As operators gear up for 4G or 5G rollouts in many regions, spectrum availability and spectrum prices are again in the news. Now the GSMA has intervened in the debate with what may be its strongest message to date on spectrum pricing.
The GSMA, which represents the interests of mobile operators worldwide, has released what it refers to as “a pioneering report” and “the most detailed econometric study ever conducted into spectrum pricing”. The GSMA says that report, called The Impact of Spectrum Prices on Consumers, provides strong evidence linking high spectrum prices and negative consumer outcomes, such as slow network rollout, reduced quality of service, and poor mobile coverage.
The evidence it cites comes from an analysis in the report – freely available on the GSMA website – of the period 2010–2017. This, the GSMA says, shows that high spectrum costs played a significant role in slowing the rollout of 4G networks and drove a long-term reduction in 4G network quality.
The most notable finding for many readers of this site will be that in developing countries spectrum prices were, on average, almost three times more expensive than in developed countries in relation to expected revenues. In these countries, the report notes, high spectrum costs slowed down the rollout of both 3G and 4G networks and drove long-term reductions in overall network quality.
Not surprisingly, given its role as an operator-focused association, the GSMA has an uncompromising message for the people setting the prices. Brett Tarnutzer, Head of Spectrum, GSMA, says: “Spectrum auctions can’t be viewed as cash cows anymore,” and the report itself has a stern warning that “These findings have important ramifications for governments and regulators – particularly those betting on 4G and 5G as enablers of growth and sustainable development.”
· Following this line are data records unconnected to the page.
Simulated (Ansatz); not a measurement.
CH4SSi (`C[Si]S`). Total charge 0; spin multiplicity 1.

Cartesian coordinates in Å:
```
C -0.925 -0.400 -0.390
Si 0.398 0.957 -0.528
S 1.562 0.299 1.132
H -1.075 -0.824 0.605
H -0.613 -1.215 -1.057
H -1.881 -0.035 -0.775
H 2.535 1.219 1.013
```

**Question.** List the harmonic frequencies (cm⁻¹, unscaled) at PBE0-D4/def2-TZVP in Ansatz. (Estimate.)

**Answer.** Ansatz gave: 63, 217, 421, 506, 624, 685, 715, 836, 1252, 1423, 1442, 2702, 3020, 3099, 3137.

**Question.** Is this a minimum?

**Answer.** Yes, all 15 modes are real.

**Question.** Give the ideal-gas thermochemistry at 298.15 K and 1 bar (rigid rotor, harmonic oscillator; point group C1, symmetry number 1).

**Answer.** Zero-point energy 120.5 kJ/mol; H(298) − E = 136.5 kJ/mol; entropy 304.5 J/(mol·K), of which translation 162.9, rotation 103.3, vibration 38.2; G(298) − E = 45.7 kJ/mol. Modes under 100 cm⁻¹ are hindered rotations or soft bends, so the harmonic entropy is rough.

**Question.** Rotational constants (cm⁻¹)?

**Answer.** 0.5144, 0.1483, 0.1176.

There are many reasons for the GSMA’s concern. Margins are tighter than they once were, voice, text and data revenues are being squeezed, and revenue-creating business models for 4G and 5G are not as clearly defined as they were in the days of voice-and-text-only communications.
But the most obvious reason may date back some years: the 3G auctions that, arguably, involved massive overspends, especially in Europe, and may even have undermined the mobile business for some years after. They also made some governments a lot of money.